My grandfather was a gentle, kind hearted man. I remember him most for his patience with us, his tag-along grandchildren. Due to failing health his duties on the farm consisted of errand running and occasional baby sitting. Often he would pack a couple of us into the car with him when he drove to Howell or Pinckney to pick up binder twine, chicken feed or whatever else was need on the farm when the rest of the family who were too busy to leave their work. Those rides were pure joy, for he sing along with us, teaching us old songs all the way. Often the trip meant we might be treated to a piece of candy- -just one. I think that may have been where I developed my sweet tooth, as just one was never enough. Grandpa always had a stash of candy somewhere, pink winter green tablets, horehound drops of licorice, but always just one piece.
Another place we tagged along was to the little graveyard up the road from the farm. His father had donated the plot of land to the township for the cemetery and the little white church that stood beside it. It fell to grandpa to keep it neat, well raked and mowed, to dig the occasional grave when a neighbor died and to place flags on the graves of the veterans before Memorial Day each year.
Placing the flags became a yearly ritual for us. Grandpa considered this ceremony to be a serious and sacred obligation. If we wanted to be a part of this ceremony we were expected to walk quietly, single file and solemnly behind him. The ritual ended with a trek down to the far corner of the cemetery where the old flower and broken flower pots were heaped in disarray. There was placed the grave of the unknown soldier.
Each time grandpa affixed the flag the bright new flag to the small tombstone, he became teary.
“Just think,” grandpa would say with tear filled eyes, “This young man’s body was returned to the township after he died for us in the big war, but no one knew who he was. Some mother never knew her son died, and must be wondering what ever happened to him.”
By this time we too would have become sufficiently saddened and the tears flowed.
Grandpa would continue, “We will be his family today and mourn for him.”
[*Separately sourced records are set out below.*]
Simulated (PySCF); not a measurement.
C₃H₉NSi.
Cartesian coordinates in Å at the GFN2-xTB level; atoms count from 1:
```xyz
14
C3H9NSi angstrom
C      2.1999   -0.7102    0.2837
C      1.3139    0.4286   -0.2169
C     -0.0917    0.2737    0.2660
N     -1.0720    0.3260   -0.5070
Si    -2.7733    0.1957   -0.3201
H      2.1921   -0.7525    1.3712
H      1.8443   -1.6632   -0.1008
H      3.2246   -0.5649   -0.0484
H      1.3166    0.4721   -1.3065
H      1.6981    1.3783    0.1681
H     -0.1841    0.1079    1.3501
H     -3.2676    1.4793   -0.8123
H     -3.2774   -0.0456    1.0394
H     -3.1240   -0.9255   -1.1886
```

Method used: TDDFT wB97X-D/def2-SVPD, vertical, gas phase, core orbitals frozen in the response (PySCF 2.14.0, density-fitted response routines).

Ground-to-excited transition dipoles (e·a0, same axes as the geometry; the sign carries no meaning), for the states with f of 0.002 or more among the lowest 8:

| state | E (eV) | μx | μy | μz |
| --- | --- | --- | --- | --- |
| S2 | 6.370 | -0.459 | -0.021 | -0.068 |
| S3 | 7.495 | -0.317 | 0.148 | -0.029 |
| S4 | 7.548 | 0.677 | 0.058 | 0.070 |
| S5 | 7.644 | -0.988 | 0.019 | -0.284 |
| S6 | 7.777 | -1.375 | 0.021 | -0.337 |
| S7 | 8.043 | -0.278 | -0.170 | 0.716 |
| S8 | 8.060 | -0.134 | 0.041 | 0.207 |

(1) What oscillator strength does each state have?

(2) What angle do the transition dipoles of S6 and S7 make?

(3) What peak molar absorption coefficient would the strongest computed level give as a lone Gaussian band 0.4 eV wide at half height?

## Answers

So there we’d stand, grandpa and the two or three of us who were with him that day, all soberly remembering the young man who died in the war with no one to mourn for him. Grandpa would say a prayer and then we’d all raise our voices in the mournful hymn, Battle Hymn of the Republic., - - -Mine eyes have seen the glory of the coming of the Lord…
It is a grand memory of our childhood with a sweet old man who may have seemed strange to the world, but to us brought only kindness and a sense of compassion that molded and shaped us for life.
I went back to that lonely grave site this year and wondered why had the unknown soldier’s grave been place there in the far corner of the cemetery?